Finding realistic data for testing is often a headache, and a good strategy is often to fabricate it. But what if your randomly generated data turns out to belong to a real person? What if they complain and you get fined 4% of global turnover?!
I am of course referring to the new GDPR regulations which will come into force next year. The aim of them is to prevent corporations from misusing our personal data, which generally seems like a good thing. Many companies use copies of production databases for testing new versions of their software. Sometimes that means testers and developers get access to a lot of data that they probably shouldn’t be able to see. Sometimes it means you’re testing with old and out of date versions of people’s information, or even testing with customers who cancelled their contracts with you long ago.
Generally I’m in favour of tightening up the rules around this, since I think it will better protect people’s privacy. I think it will also force companies to improve their testing practices. In my experience it’s easier to get reliable, repeatable automated tests if each test case is responsible for creating all the test data it uses.
If you instead write a lot of tests assuming what data is in the database from the start, maintaining that data can get really expensive. I’ve seen this happen first hand - at one place I worked, maintaining test data became such a big job that a whole test suite had to be thrown away along with the data!

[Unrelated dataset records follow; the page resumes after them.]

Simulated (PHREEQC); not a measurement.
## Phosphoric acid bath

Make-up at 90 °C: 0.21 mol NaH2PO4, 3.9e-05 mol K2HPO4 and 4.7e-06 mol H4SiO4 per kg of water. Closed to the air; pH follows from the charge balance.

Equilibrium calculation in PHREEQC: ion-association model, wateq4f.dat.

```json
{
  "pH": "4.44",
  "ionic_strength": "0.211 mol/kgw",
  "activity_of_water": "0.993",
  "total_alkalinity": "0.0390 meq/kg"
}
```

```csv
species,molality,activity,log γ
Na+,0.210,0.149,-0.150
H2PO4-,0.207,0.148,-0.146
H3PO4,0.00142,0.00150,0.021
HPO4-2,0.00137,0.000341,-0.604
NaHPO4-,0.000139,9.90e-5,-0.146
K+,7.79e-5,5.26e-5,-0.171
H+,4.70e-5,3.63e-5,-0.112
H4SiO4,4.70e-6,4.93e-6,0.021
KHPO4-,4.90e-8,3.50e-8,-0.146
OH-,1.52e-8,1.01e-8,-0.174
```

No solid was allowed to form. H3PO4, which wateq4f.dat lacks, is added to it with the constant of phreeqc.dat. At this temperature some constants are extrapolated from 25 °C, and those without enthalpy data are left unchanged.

At my last job, part of the test strategy involved data-driven testing. In my test code I’d access an internal API to create fictitious companies in the system. Then, simply by varying the exact configuration of these companies, I could exercise many different features of the system under test. Every case test created different, unique companies. This meant you could run each case as many times as you liked. You could also run lots of tests together in parallel, since they all worked with different data. Each time you ran the tests, you had the opportunity to start over with a fresh, almost empty database - a small memory footprint that meant a fast system and speedy test results.
When I came to my current client I was planning to use a similar approach. The difference here is that instead of fictitious companies, I needed to create fictitious people. So, I got out my random number generator and started creating fictitious names, addresses, and, of course, Swedish Personal Numbers. That’s when things started getting tricky… Let me introduce those of you who aren’t Swedish to the Personal Number.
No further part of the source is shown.